Surfwise

Doug Pray

BY Ashley CarterPublished Sep 26, 2007

Doug Pray is a master at turning niche American subcultures into highly reverent documentaries. First there was Hype!, a doc about the Seattle music scene in the ’90s and then came Scratch, a brilliant exploration of turntablism and DJ culture. Now we have Surfwise, a piece about the highly eccentric Paskowitz family and Pray’s most microcosmic study to date.

Eighty-five-year-old Dorian "Doc” Paskowitz is the patriarch of surfing’s most famous family. He and his wife popped out nine kids in an attempt to "repopulate the world with Jews.” Surfing Jews. A PhD scholar and one of the sport’s originating legends, Doc raised and home-schooled his kids in a 24-foot camper van on various beaches across the United States. He enforced a holistic lifestyle, living meagrely off the land without the trappings of money and few luxuries.
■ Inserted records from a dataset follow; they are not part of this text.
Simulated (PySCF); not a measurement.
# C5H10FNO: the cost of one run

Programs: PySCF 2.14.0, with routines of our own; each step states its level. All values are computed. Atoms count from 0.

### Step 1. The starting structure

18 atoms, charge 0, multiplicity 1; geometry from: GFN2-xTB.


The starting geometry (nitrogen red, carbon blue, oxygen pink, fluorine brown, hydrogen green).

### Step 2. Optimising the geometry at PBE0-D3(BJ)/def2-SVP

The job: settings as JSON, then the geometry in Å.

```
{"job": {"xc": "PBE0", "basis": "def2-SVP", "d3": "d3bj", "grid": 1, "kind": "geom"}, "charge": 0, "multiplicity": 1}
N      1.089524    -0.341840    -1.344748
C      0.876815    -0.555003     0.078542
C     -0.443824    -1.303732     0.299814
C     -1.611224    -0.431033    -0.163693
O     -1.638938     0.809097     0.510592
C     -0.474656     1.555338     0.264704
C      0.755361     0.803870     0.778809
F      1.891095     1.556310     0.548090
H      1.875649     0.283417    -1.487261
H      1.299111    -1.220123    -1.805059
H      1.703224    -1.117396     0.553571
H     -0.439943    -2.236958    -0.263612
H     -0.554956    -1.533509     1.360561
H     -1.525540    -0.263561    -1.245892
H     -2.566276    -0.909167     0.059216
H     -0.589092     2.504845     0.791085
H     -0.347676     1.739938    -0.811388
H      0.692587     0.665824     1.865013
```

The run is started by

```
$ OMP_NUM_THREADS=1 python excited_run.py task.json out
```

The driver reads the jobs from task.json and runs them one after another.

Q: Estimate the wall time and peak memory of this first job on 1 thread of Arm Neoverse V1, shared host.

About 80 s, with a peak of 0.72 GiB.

The children’s only daily duty, and one that was sometimes brutally enforced, was to surf. While the lifestyle seemed idyllic to those on the outside, and even to the Paskowitz kids before puberty hit and the real world beckoned, Pray’s documentary examines the repercussions of Doc’s philosophy when it came time for the kids to leave the comfort of the van and quite literally enter a reality they hadn’t been prepared for.

Despite the overwhelming task of having nine separate offspring to characterise, plus mother, father and outsiders, Pray does a bang up job of using archival footage and current interviews to compellingly explore each kid’s path (the most successful Paskowitz became the singer of the Flys — remember "Got You Where I Want You”?).

Though there are some amateurish editing missteps — while explaining Doc’s philosophy on eating as animals would eat, a still photo of a gorilla dramatically fades into the face of Dorian — and unnecessary flashiness in the title sequences, Surfwise is a truly immersive "but-all-was-not-what-it-seemed” story and another accomplished documentary by Pray.